Monday, November 20, 2006

Of the case for fair use: digital distribution of course materials -- The Sony Case

The Sony Case

Most of the time. Sony was an important exception.[1] In 1976, several major motion picture studios sued Sony, the maker of the Betamax video tape recorder (VTR), alleging that Sony was vicariously responsible for the way television audiences used the VTR (much as we use the videocassette recorder today). The movie studios alleged that audiences’ recording infringed the copyrights in their programs and that Sony was responsible for the infringement because it manufactured and sold the machine that made the copying possible. The majority found that Sony could be vicariously liable for television viewers’ copying only if the Betamax had no substantial non-infringing uses. It examined the way people used the VTR and found that recording a program to watch it at a later time (timeshifting) was a substantial non-infringing use because it was a fair use.

Justice Stevens delivered the majority’s opinion. He did not follow a narrow market failure rationale. In fact, a narrow market failure rationale would almost certainly have led to the opposite result, as Justice Blackmun argued in dissent. After all, if the Court had ruled that the use of the Betamax were not fair, the makers of VTRs could have gotten together with the easily located copyright owners and agreed to pay them a royalty for the privilege of manufacturing and selling a device that enabled massive copying of protected works. A ruling that such copying was an infringement and not excused by fair use would probably have brought about that result in short order (thus “curing” the market failure). But Sony found that massive copying of broadcast programming for convenience was a fair use. Glynn Lunney describes the Court’s fair use calculus:

In defining the balance between these competing public interests, Sony begins with a presumption in favor of fair use and a broad conception of the public interest that fair use protects. Merely increasing access to a work, even unauthorized access, represents a sufficient public interest to invoke the fair use doctrine. A transformative or “productive” use is not required. Once the fair use doctrine is invoked, Sony places the burden squarely on the copyright owner to justify recognition of her private ownership rights. Only where the copyright owner has demonstrated by the preponderance of the evidence that the net benefit to society will be greater if a use is prohibited, should a court conclude that a use is unfair.[2]

In evaluating the critical fourth factor, the effect of the use on the value of or market for the work, the majority seemed to assume that the copyright owners needed a certain amount of income to ensure creation of their works, but that additional sources of income not currently in existence need not be created and funneled to them in order to achieve copyright’s goals. In other words, not all the income that might conceivably flow to the copyright owners had to flow to them.[3] This is a classic statement of the limited monopoly rationale of copyright law. Courts following market failure reasoning based on high transaction costs never make this kind of assumption.[4]

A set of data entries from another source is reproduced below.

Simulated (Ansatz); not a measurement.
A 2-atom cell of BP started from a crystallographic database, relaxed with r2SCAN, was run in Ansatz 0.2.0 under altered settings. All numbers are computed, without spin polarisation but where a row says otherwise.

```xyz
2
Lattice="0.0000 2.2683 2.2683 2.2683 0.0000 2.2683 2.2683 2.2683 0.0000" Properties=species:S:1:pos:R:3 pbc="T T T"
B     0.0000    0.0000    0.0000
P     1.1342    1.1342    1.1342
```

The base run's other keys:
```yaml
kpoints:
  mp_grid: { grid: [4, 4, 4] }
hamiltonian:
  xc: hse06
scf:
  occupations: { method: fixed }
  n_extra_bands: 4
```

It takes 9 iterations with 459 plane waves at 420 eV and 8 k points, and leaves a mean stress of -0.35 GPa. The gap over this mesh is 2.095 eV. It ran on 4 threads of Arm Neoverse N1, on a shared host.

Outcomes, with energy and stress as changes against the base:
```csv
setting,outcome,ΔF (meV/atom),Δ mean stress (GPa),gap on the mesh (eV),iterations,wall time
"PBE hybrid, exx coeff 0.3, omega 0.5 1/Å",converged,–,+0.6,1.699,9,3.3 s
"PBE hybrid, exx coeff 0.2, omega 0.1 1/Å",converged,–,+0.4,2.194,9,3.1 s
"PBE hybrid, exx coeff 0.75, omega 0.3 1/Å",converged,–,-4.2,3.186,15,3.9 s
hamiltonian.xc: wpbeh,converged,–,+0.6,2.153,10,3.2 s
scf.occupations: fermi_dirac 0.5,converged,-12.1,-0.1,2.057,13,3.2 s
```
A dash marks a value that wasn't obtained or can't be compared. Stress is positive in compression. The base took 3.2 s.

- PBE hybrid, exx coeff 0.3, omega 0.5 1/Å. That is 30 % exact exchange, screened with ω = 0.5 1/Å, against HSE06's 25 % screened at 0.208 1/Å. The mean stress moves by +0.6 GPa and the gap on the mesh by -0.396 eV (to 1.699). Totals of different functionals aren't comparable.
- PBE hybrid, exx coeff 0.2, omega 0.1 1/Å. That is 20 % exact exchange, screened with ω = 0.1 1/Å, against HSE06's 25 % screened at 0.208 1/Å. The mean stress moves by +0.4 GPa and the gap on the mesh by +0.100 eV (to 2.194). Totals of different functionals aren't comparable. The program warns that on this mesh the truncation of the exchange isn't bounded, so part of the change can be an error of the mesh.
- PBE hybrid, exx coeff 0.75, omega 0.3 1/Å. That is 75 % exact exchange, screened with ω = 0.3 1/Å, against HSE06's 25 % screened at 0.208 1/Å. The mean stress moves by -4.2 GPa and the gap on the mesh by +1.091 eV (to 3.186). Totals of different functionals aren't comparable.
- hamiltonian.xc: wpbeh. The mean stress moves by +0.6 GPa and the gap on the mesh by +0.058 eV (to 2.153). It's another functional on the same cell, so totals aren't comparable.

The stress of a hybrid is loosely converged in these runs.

[1] Sony v. Universal City Studios, 464 U.S. 417 (1984). More recent cases also support fair use of iterative copies, in Internet contexts where there would be devastating market failure if a license were required. See, for example, Kelly v. Ariba Soft, 336 F.3d 811 (9th Cir. 2003) and Field v. Google, 412 F.Supp.2d 1106 (D.Nev. 2006). Both involve iterative copying intrinsically a part of the operation of Internet search engines where requiring permission for each copy made before making it, or indeed imposing any requirement for a license would undermine the viability of search technology on the Internet. Further, the courts in both cases characterized the iterative coping as transformative, and concluded that it did not affect the copyright owner’s market for the original. Indeed, there was no market for the original in the Field case. These cases thus support the basic assertion of this paper insofar as they indicate the overriding importance of characterizing a use as transformative, and of market harm and market failure, to the results of the fair use analysis in iterative cases.

[2] Glynn S. Lunney, Jr., Fair Use and Market Failure: Sony Revisited, 82 B. U. L. Rev. 975 (2002).

[3] Sony, pp. 450 - 451.

[4] See, for example the Texaco, Kinko’s, and MDS decisions, and the Sony dissent. The Sony majority simply did not cast the case in market failure terms. Had it done so, the use could not have been fair under the description set forth earlier in this paper. On the other hand, the use might have been fair if the Court considered the market failure existing at the time as a permanent or uncurable failure.